Skip to main content

Modules/_io/stringio.c

Source:

cpython 3.14 @ ab2d84fe1023/Modules/_io/stringio.c

StringIO is the text-mode counterpart to BytesIO. Its internal representation is a single mutable Unicode buffer (_PyUnicodeWriter) rather than a bytes object, and all positions are counted in characters (code points), not bytes. Newline handling adds a second axis of complexity that has no parallel in BytesIO.

Map

SymbolKindLines (approx)Purpose
stringio_initmethod45–110__init__, parse newline arg, optional initial value
stringio_writemethod170–240translate newlines then append to buffer
stringio_readmethod245–290read n chars or to EOF
stringio_readlinemethod291–355scan for newline respecting mode
stringio_readlinesmethod356–390collect all lines
stringio_seekmethod395–445reposition in char units
stringio_tellmethod446–460return pos in char units
stringio_truncatemethod461–510shorten buffer, reset pos if needed
stringio_getvaluemethod511–540join buffer into one str
stringio_closemethod541–570release buffer
stringio_get_newlinesgetter571–590return observed newline styles
stringio_get_line_bufferinggetter591–600always False

Reading

stringio_init: newline mode parsing

The newline argument controls two independent behaviours: translation on write and recognition on read. The legal values are None, "", "\n", "\r", and "\r\n". None is universal mode (translate any sequence to "\n"). "" is universal mode without translation (pass through but recognise all sequences). A specific string means only that sequence is treated as a line terminator.

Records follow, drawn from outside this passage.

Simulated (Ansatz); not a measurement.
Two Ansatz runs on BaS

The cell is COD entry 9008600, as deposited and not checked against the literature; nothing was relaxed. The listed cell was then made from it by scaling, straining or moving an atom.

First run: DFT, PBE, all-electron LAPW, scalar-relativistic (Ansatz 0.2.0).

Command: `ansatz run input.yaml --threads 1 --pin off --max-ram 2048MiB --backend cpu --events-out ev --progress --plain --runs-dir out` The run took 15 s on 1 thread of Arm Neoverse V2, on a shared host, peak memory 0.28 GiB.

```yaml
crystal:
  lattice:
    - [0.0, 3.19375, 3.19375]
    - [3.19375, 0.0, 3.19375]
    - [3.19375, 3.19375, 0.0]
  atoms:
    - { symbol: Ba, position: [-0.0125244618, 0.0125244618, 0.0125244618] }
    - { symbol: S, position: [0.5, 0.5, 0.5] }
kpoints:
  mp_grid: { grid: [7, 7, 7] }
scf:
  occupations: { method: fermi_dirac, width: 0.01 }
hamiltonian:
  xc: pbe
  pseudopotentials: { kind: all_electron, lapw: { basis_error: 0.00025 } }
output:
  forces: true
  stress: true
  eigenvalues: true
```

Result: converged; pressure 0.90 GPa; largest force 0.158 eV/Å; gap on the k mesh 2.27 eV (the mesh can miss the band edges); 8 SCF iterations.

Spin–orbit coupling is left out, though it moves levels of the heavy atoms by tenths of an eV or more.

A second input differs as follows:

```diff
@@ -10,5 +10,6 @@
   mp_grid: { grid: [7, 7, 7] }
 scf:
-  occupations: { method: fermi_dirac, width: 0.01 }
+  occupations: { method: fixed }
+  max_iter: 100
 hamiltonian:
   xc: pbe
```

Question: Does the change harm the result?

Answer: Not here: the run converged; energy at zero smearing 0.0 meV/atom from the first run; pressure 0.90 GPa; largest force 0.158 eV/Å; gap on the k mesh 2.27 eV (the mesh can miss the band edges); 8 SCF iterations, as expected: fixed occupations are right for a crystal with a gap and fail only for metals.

# CPython: Modules/_io/stringio.c:45 stringio_init

The C code stores the parsed newline argument as a PyObject * field self->readnl (for readline) and a separate flag self->writenl (for write). When newline=None, writenl is set to "\n" (outgoing \r\n or \r are normalised). When newline="" or newline="\n", no translation is done on write. When newline="\r\n", outgoing \n is expanded to \r\n.

// CPython: Modules/_io/stringio.c:80 stringio_init
if (newline_obj == Py_None) {
self->readnl = NULL; /* universal */
self->writenl = "\n"; /* translate to \n */
} else {
/* specific or empty — store as-is */
Py_INCREF(newline_obj);
self->readnl = newline_obj;
if (PyUnicode_CompareWithASCIIString(newline_obj, "\r\n") == 0)
self->writenl = "\r\n";
else
self->writenl = NULL; /* no write translation */
}

stringio_write: appending to the internal buffer

StringIO keeps its content in a _PyUnicodeWriter, which is a write-once accumulator that defers committing to a final PyUnicodeObject until getvalue is called. Writes at positions other than the end are handled by materialising the current buffer, performing a string-level splice, and reinitialising the writer from the result. This is the one case where StringIO is less efficient than BytesIO, because Unicode objects are immutable and mid-stream random writes require a full copy.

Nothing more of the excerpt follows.